With a lot of apples you need a big press or a lot of presses or both. At the New Forest Cider Pressing weekend on the New Forest Cider Farm in Burley we had both and the bonus of great weather over the weekend. This pile of apples ( and you are lucky you can’t smell it on the internet – ripe would be an understatement!) is Kingston Black, the holy grail of cidermakers. By the end of the weekend you’ll find you grow to quite like the smell of smoke and fermenting ripe apples, though it’s an acquired taste.
Despite taking part as a woodturner it won’t surprise you to know that the cidermaking is the major attraction for me. I had to work hard to finish pressing my own apples before leaving for the show. So the weekend is a great opportunity to finish off the season by talking to more cidermakers than you are ever likely to see in one place, taking in some history and consuming plenty of the product – all in the pursuit of knowledge of course - as well as turning a bit of wood. It’s more than a little bit indulgent, but in this article I’m going to look at the role that wood traditionally plays in pressing apples and I’ll save the greenwood part of the show for the next post.
There were several presses working over the weekend and all were either manually powered or assisted by steam engines. This steam driven press is trailer mounted and has a mill (or scratter) in the center with a press on either end so that one can be loaded whilst the other is pressing. A great example of the type of mobile press used in Hereford and Gloucestershire at the beginning of the 20th Century.
As you can see, though the metalwork is the key to the moving parts, the press itself is largely wooden – and for good reason – as the cider apple juice is very acidic and full of tannins so will corrode iron if it comes in contact. So wood is used for the press, the tray and originally for the troughs and barrels though plastic and stainless steel have largely taken over these days.
Even the tools would have been wooden – a good wooden shovel was in use on one press. Typically the apple pomace (shredded apple pieces the size of peas) are pressed in cheeses, formed in a wooden frame and held together with hessian, cloth or even straw, built up on top of each other to the capacity of the press before all being pressed together.
You can never have too many presses. Over recent decades many old cider presses have decayed outside or in barns and cider houses and with barn conversions, it’s not unusual for them to be discarded as the apples they used to process are left rotting or the trees are grubbed up. Often only the metal work will survive, so how do you restore a vintage press ?

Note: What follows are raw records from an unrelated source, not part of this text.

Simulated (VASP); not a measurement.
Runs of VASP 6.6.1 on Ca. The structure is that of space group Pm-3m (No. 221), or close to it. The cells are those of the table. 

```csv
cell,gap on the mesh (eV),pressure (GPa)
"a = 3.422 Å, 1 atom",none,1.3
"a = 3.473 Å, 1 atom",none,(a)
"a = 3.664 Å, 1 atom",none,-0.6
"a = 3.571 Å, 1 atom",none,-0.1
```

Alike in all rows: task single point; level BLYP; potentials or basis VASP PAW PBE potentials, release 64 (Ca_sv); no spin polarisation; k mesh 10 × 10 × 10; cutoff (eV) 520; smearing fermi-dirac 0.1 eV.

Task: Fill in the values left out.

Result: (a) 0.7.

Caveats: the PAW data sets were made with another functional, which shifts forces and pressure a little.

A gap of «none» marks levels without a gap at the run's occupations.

Over the weekend a team of cidermakers, sawyers and carpenters showed us how to restore a big wooden press. Here’s the wood in flatpack form, but you’ll need more than just an allen key to put it together. First up is the Stenner rack saw, again driven by a belt from a steam engine, to convert the oak butt into the big beams needed to take the pressure of the press.
This is a twin screw press and the screws are mounted up through the base of the bottom beam. Even the metalwork is too heavy to move by hand, one screw is almost in and the other is offered up with the help of a telehandler.
A great idea to rebuild the press at the show – as all of the woody The press didn’t quite make it into operation by the end of the weekend, but it wasn’t far off and I found it a really interesting demonstration of the skills needed to make, and also to keep these presses in operation year in and year out.
There was a very similar press to the one being rebuilt that was in use over the weekend which I understand was itself restored about 20 or so years ago – though it certainly looks as if the woodwork is older. It’s mounted on wheels and has a winch to assist in the raising of the top beams. So now you know how to do it there’s nothing to stop you making a press for next season?
Of course you might not want to start with such a big press, and that’s fine there are plenty of smaller presses around, or you can make your own to process the juice from spare apples from a couple of trees. The small fruit press and mill by Vigo are well made – though you pay a steep price and it’s not to hard to make up one yourself if you are so inclined. I started with a similar size of press but I soon built a bigger one though I am still (just) getting by on the Vigo scratter.
All too soon, apples pressed, cider drunk and even some wood turned – but that will have to wait for the next post – it was time to pack up and leave. A great weekend, lovely show and the very best of company – I’m very grateful that they all put up with me. I’ve learnt a lot and I can’t wait to do it again next year.
Before leaving Burley and fighting my way back to Sussex on the M27 I stop at Picket Post on top of the hill for a few minutes to take in the view and in the tranquility I enjoy the afterglow from the hard work of the weekend – not such a great sunset this year, but it’s become something of a tradition for me.